Hi, I am Saša Jurić, a software developer with 10+ years of professional experience in programming of web and desktop applications using Elixir, Erlang, Ruby, JavaScript, C# and C++. I'm also the author of the upcoming Elixir in Action book. In this blog you can read about Erlang and other programming related topics. You can subscribe to the feed, follow me on Twitter or fork me on GitHub.

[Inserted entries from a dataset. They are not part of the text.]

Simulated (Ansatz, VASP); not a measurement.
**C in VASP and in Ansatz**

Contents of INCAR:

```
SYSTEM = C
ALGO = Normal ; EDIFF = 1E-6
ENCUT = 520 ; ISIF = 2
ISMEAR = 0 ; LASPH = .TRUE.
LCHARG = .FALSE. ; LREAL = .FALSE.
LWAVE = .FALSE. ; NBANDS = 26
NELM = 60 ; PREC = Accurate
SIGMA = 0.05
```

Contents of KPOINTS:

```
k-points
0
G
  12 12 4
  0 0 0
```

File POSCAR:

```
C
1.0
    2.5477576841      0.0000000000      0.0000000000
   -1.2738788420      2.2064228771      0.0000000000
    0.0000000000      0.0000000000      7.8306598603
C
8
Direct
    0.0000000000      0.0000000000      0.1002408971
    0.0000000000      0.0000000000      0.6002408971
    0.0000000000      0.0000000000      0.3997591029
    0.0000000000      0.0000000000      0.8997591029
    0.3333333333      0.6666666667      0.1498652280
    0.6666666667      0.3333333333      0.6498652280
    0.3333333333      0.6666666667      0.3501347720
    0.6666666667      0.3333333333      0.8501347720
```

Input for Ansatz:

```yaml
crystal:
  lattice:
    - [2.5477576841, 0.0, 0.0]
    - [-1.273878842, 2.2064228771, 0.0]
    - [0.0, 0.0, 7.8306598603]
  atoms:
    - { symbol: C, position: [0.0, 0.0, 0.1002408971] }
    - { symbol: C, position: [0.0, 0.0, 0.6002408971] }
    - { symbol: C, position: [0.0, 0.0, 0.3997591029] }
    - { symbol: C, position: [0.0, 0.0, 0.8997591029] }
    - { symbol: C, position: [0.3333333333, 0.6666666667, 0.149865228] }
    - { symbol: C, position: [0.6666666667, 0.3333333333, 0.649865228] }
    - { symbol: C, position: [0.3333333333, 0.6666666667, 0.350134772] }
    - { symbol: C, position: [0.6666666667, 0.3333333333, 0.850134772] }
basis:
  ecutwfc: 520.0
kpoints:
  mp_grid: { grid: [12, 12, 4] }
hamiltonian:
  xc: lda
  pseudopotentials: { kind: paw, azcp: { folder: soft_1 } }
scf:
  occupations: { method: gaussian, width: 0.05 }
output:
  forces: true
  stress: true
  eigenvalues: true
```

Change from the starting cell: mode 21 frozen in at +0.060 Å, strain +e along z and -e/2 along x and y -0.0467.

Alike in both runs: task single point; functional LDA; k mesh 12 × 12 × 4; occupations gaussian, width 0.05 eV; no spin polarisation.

Manually queueing messages

| Comment on this post
Erlang actors usually handle messages one at a time, in the order received. Sometimes, this is not efficient enough, and you might want to handle multiple messages at once, or change the ordering of messages. However, Erlang gives you only limited possibilities to control your message queue, the available approaches feeling more like a hacks. Nevertheless, custom queueing can be achieved fairly easy, and in this article, I will show you how.

Real life problem

In a production system, I have developed and maintain, I have an actor which receives messages and in turn sends the data via network to another, remotely located Erlang node. The messages come to the actor at the rate of up to 10 messages/sec, and the data being sent is fairly small, up to 100 kilobytes. The available bandwidth is sufficient enough, and this works normally, most of the time.

Occasionally, the network gets congested. This happens randomly in irregular intervals - sometimes a couple of times a day, sometimes a couple of times in a month. When this occurs, the actor falls behind, and the message queue builds up. After the network conditions stabilize, the actor slowly catches up.

During the congestions, I noticed that sending a single message via network would last up to 20 seconds. If an actor takes 20 seconds to process a message, and at the same time, new messages arrive at the rate of 10 messages/sec, after the first message is processed, the message queue holds 200 messages, with even more of new messages arriving.

Let's assume that normal sending time is 50 ms, and that a new message arrives every 100 ms. This means, that the actor can reduce the queue by one message every 100 ms. Consequently, the queue will be emptied after 200 * 100 ms = 20 seconds, assuming no additional congestions occur. In this case, we have a total of 40 seconds of out of sync time. In practice, I have noticed outages which would last for a couple of minutes which was unacceptable due to business constraints.

In addition, I have also noticed, that the sending time doesn't correlate with the size of the data being sent. The delay was caused by many different services using that same network output, and maybe by the network of the receiving machine. The situation was probably aggravated by the fact that many small messages were being sent, which required frequent handshake.

So what had to be done is to somehow send messages in batches. An obvious solution, is to send data in regular intervals, instead of doing it immediately. So when the actor receives a message, it stores data to an internal list instead of sending it. Another, separate process, would periodically send flush messages to the actor which would in response send accumulated data via network. This would introduce a constant delay, but it would be more resistant to random network conditions.

This was fairly quick to implement, and worked fine, but I was not happy with the solution. First, I had to come up with some arbitrary flush interval which was small enough to meet business needs, and at the same time big enough to mitigate network problem. In addition, I have now introduced a constant delay to mitigate problems which only occur occasionally.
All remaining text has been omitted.